November 28, 2004

Changes Coming To Junior Hockey?

An article today in the Toronto Star by Lois Kalchman on Hockey Canada's proposed changes to the way junior hockey programs are run (Hockey Canada proposes junior shakeup).

A nine-point initiative unveiled by Hockey Canada is bound to send shock waves through junior hockey.

The organization proposed at its semi-annual meeting yesterday that 14- and 15-year-old players be forbidden from playing junior hockey and that all junior teams, including Major Junior clubs, be limited to only one 16-year-old on their rosters.

The idea behind the proposal is to prevent 14- and 15-year-olds from leaving home to play junior hockey, and to ensure that only the best 16-year-olds move up to the junior level.

"We are Canadian," Hockey Canada president Bob Nicholson said, "and we want to make sure 16-year-olds (who play junior) play on a regular basis — and regular basis doesn't mean sitting in the stands or sitting on the bench. We want to try and make every hockey league in this country stronger."

This is regularly seen in the OHL. Younger players routinely take turns sitting out as healthy scratches. I can understand Hockey Canada's argument that if these players remained with their minor teams they would be spending more time on the ice . . .

In addition, the organization is recommending that only one American player be permitted on all junior teams, including Major Junior, and that only one non-North American player, instead of two, be allowed on Canadian Hockey League teams.

Wow. Now this will have serious consequences for the CHL. The OHL has three American teams --- Plymouth, Erie, and Saginaw, and the WHL and QMJHL also have teams in the US (Portland, Seattle, Lewiston, etc). I cannot see them changing this policy without substantial consideration on the impact to these teams/leagues.
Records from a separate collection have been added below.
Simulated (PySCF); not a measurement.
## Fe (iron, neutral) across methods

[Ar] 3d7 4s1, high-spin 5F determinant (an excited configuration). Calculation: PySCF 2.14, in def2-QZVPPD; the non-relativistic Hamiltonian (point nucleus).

Nicholson, Ontario Hockey League commissioner Dave Branch and Ontario Hockey Association president Brent Ladds were part of the 16-man committee that came up with the proposals. Among the committee's recommendations:

_Players aged 15 remain in midget hockey.

_Major Junior and Junior A and B teams be permitted to register only one 16-year-old player, and a system be implemented to monitor that player's level of participation.

_Midget players not be recruited from outside their geographic areas to play in Junior C and D leagues.

_Major Junior teams be permitted only one non-North American player instead of the two currently allowed.

_Negotiate a Canadian scholarship program in co-operation with Canadian universities and colleges.

Committee chair Marcel Redekop noted that there are 342 Americans now playing on Canadian junior teams, thus taking roster spots away from homegrown players.

OHL teams are allowed to have as many Americans on their rosters as they wish. For example, the first-place London Knights have four American players and the Sarnia Sting six.

"Status quo is not an option," Redekop said.

Ladds, on the other hand, expressed concern about the number of Canadian players going to the United States.

"Right now, the United States (Junior) Hockey League allows two Canadian players a team — that's 22 — but if they expand that could be detrimental (to Canadian hockey)," said Ladds, who is worried that many of the country's best juniors not playing in the CHL will join the exodus to the U.S. league.

Well, is this a situation whereby the US limits the number of Canadian players in the best interests of their own, so Hockey Canada should institute the same type of policy? Is the US Junior Hockey League considering expanding the number of Canadian players? I'm not very familiar with the US system, and how it compares with the Canadian minor, major, university routes.

The following is interesting in light of the recent bru-ha-ha that erupted in Toronto regarding the amount of money some parents were paying for their minor hockey programs, and the gentleman who had bought up a number of teams:

Ladds cited the rising cost of minor hockey — as documented in the recent Star series Minor Hockey, Major Money — as one of the main reasons for the number of midget-age players at the junior level. He said that with minor hockey costing at least $2,000 a season, the incentive to play for free in junior leagues is obvious.

Also yesterday, Hockey Canada vice-chair Al Morris presented a 12-page report on the issue of "entrepreneurship" — or individuals operating minor hockey organizations for profit — in Canadian hockey. A committee will investigate further.

It will be interesting to see the reaction to these proposed changes.